It was really great to see some uk friends. Can't wait for the next batch! Unfortunately, the viking chose the day we drove to a hotel in nyc (for him to go to a workshop in Princeton, then pick our guests and me up and take us all back to Ithaca the next day) to get sick. God knows how he managed it, but he still drove all the way to nyc and then to princeton and back to Ithaca the next day. It must be that Norwegian stamina which is normally used for fending off polar bears in his natural habitat, but which in this case allowed Einar to fight off illness and new york traffic at the same time. (And before I hear any heckling from my various Norwegian in-laws, I continue to believe that polar bears roam the streets of Norway with impunity at night in packs like oversized vermin. We all know it's true, there's no point trying to deny it, it is a "well known fact" about Norway.)

Anyway, we all made it back to Ithaca (Me, Einar, Gio-who stayed for 2 nights before bussing it back to NYC, Si and Sara). Einar went all pink and sweaty and was running a fever so the poor boy had to turn in early. He recovered fairly quickly, but was under the weather for a good 3 days. I did my usual "caring" routine, which I think I have inherited from my mother. Mum always says she was a bad nurse when I was little because she would worry about me when I was sick and get tense and sharp with me as a result. -I don't remember this at all, but I do it when Einar's ill all the time. I fret about him, potter about with damp flannels mopping him with them ineffectually and in general appear both flustered and mildly annoyed. I am sure Florence Nightingale was just the same....Anyway, he pulled through despite my ministrations with the cold flannel, which would have soon brought on pnemonia in a lesser mortal and was soon feeling well enough to take some light sustenance in the form of beer, pizza and muffins, all of which aided his recovery immensely.

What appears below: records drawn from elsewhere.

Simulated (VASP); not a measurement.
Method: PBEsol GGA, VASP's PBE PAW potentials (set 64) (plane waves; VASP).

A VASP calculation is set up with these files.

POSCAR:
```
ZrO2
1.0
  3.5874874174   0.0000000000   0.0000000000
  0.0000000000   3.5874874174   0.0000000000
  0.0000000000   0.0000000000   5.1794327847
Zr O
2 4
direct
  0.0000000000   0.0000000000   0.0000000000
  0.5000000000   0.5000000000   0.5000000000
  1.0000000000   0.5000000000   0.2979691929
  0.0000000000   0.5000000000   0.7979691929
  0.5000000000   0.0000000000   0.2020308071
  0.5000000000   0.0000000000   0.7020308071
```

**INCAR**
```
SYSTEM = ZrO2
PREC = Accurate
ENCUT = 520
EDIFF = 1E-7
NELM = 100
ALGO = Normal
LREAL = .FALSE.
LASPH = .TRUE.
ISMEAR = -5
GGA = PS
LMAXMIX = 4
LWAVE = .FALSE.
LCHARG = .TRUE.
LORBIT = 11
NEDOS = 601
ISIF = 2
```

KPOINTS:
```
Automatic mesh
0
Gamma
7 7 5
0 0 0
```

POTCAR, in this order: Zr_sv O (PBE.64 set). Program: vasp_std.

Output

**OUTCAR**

Gio, Si and Sara proved to be wonderful guests. They cooked, tidied, even bought us some groceries (future guests please take note). I was slightly put out that they didn't see fit to do some light dusting or perhaps clean the windows while they were here, but then you can't have everything.

Anyway Einar and I loved having them. Gio couldn't stay long sadly, but we did go out (minus einar) on her 2nd night here to our local sushi place and ate like kings. Sara had a bento box (very restrained) while the other 3 of us shared "the big red boat" which was a huge collection of sushi and sashimi served up on a wooden model of a boat about 2.5ft long. It's a beautiful thing, isn't it? We did have the leftovers boxed up to take back to Einar, but to be honest we ended up with a pitiful offering, because all of us kept saying "phew, I'm stuffed.....what's that one?......really?....well maybe just one more." I did however feel a tad old in that restaurant. It's a great place to observe some of the Cornell undergrads, most of whom feel obliged when at a sushi place to order sake-bombs. These things look lethal to me but big groups of students were lapping them up while we were tacking the big red boat. A sake bomb consists of a pint of beer with two chopsticks balanced across the top. In between the chopsticks is a small paper cup which is full of sake. The idea is to slam your fist down on the table so hard that the cup falls straight downwards (and still upright) from between the chopsticks into the pint glass. The hapless drinker then consumes this beer/sake mix before filling up the beer glass and the sake cup and doing the whole thing again. The result of this lovely beverage is no doubt happy drunkeness followed by a terrible hangover for the drinker. For any fellow non-bombing diners however, eating becomes a matter of bracing yourself for the next batch of sake-bombs; when all of the 15 people at the next table hit the table so hard and so loudly that you jump and poke yourself in the eye with your own chopstick. In any event it was a great night out people watching and sushi-eating.

Well more anon, but have done enough blogging for one night....back soon folks!